In such a situation, the publication of a new book on Tibetan history can never be seen as a merely academic event, one more neutral contribution in a search for some putative objective accuracy. In the last few years, however, an increasing number of academics writing on Tibet have come to realize the political potential of academic analysis itself, particularly in shattering the ideologies of entrenched interest groups and in challenging the increasingly dictatorial politics of identity. Tsering Shakya's mammoth contribution to the field of modern Tibetan history -- The Dragon in the Land of Snows: A History of Modern Tibet Since 1947, published this year by Pimlico Originals -- joins this group, denouncing in its introduction the "denial of history" and politically motivated simplification of the Tibet issue by the Chinese, the Tibetans, and by a Western "audience" unwilling to entertain the possibility of political complexity.

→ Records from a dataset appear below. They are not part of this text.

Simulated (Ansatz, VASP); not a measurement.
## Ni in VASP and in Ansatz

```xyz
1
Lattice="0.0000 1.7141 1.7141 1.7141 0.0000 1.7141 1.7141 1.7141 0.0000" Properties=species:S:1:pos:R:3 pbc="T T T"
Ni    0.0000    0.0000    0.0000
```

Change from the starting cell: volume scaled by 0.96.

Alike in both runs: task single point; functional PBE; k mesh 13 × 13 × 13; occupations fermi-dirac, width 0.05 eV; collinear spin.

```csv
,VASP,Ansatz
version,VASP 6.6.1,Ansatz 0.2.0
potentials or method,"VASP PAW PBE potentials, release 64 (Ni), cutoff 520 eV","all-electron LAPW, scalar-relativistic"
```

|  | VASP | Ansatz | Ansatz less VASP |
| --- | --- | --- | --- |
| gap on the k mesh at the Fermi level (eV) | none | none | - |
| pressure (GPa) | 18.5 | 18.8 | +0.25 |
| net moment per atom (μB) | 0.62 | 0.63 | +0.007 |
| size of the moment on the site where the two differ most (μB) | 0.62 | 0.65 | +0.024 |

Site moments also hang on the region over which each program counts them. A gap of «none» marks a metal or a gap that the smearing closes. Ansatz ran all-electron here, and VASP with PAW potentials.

As the title suggests, Dragon covers the period from the Chinese Invasion in 1949 through to the early 1990s. Concentrating very much on political history, Shakya's primary focus lies in the twists and turns of Chinese policy, elucidating not merely how Tibetans reacted to Chinese rule, but also their growing involvement in the processes of Chinese governance and the tides of Chinese politics. As a result of this focus, his discussion of modern Tibetan history can be divided into three main periods:
(1) 1949-1959, from the invasion to the 1959 Tibetan Uprising: the Chinese invasion and its immediate aftermath, characterized by the gradual collapse of the traditional Tibetan government in Lhasa and growing tension and instability in the region, and the final revolts in Eastern and Central Tibet;
(2) 1959-1979, from the flight of the Dalai Lama into exile to Mao's death and the trial of the Gang of Four, marked by the traumatic years of the post-Uprising suppression, the Great Leap Forward and Cultural Revolution;
(3) 1979-1994, from Hu Yaobang's reforms to the present, covering the "relaxed" years of the 1980s, the Lhasa protests of 1987-1990, and the subsequent re-assertion of military and ideological control over Tibet.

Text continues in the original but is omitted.